Data Preview Portal Questions

What is the best browser to use to explore the DataPreview Portal?

The DataPreview Portal works best with Chrome and Firefox. Mac OS users can also use Safari. Internet Explorer appears to have limited functionality, and is currently not recommended.

How can the variables list be searched or filtered?

From the Variables search, accessed through the DataPreview Portal, full-text searches can be carried out on either the variable Name or Label. The variables can also be filtered by classification through the clickable boxes on the left. A Help button is available on the DataPreview Portal page, next to the main search bar, with detailed instructions. To see all of the questionnaires used by the CLSA, you can visit the Data Collection Tools under the Researchers tab.


What variables are included in each questionnaire?

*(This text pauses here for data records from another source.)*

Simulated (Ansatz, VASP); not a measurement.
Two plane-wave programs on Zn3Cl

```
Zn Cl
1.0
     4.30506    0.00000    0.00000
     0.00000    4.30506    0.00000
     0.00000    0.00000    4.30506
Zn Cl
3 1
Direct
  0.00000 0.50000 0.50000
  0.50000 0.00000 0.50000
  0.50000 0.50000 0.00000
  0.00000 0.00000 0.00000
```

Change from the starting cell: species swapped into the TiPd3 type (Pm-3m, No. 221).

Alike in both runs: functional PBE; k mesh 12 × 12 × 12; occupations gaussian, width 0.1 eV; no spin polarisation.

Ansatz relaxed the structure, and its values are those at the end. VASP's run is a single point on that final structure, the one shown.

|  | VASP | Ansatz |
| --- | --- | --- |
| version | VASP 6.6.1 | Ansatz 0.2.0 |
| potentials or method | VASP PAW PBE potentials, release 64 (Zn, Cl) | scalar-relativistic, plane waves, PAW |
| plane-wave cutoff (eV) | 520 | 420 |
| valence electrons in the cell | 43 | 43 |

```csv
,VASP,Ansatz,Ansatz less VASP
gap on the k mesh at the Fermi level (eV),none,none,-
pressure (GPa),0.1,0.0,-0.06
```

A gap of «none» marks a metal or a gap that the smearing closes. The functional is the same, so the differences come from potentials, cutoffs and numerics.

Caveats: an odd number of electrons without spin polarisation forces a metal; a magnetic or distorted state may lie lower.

To obtain all the variables contained in a questionnaire, type the two or three letter prefix (e.g. SDC for Socio-demographic Variables) into the full-text search box in the Variables listing, under “Variable properties > Name”. You can also use more general terms such as ‘food’, ‘work’, etc. (under “Variable properties > Label”) to find variables related to those terms, however, search terms are not exhaustive. For more information on the variables included in a questionnaire, please visit the Data Collection Tools under the Researchers tab.

How are multiple choice questions represented as variables in the CLSA dataset?

Multiple-choice questions are represented by either a single variable or multiple variables, depending on what the question allows:

- A question allowing only one response is represented by a single variable that can take on multiple values. Open-text responses are permitted in many questions; common and distinct responses are recoded to create new categories within the variable itself.

-  For a question allowing multiple responses, each possible response category is assigned its own binary variable. Open-text responses are also permitted in many of these questions; common and distinct options are also recoded to create additional variables within the question scope. The number of variables corresponding to that question matches the number of response options. 

Where can I find information about response categories for multiple choice questions?

In the variable view, clicking on the name of each variable reveals information that is more detailed. For example, under Categories, the variable information page will include the following information:

•           Name:  the value entered for a response in the questionnaire;

•           Label:  the response (or response category) corresponding to each value (Name);

•           Missing:  values corresponding to a question not answered, (don’t know or not applicable, refused).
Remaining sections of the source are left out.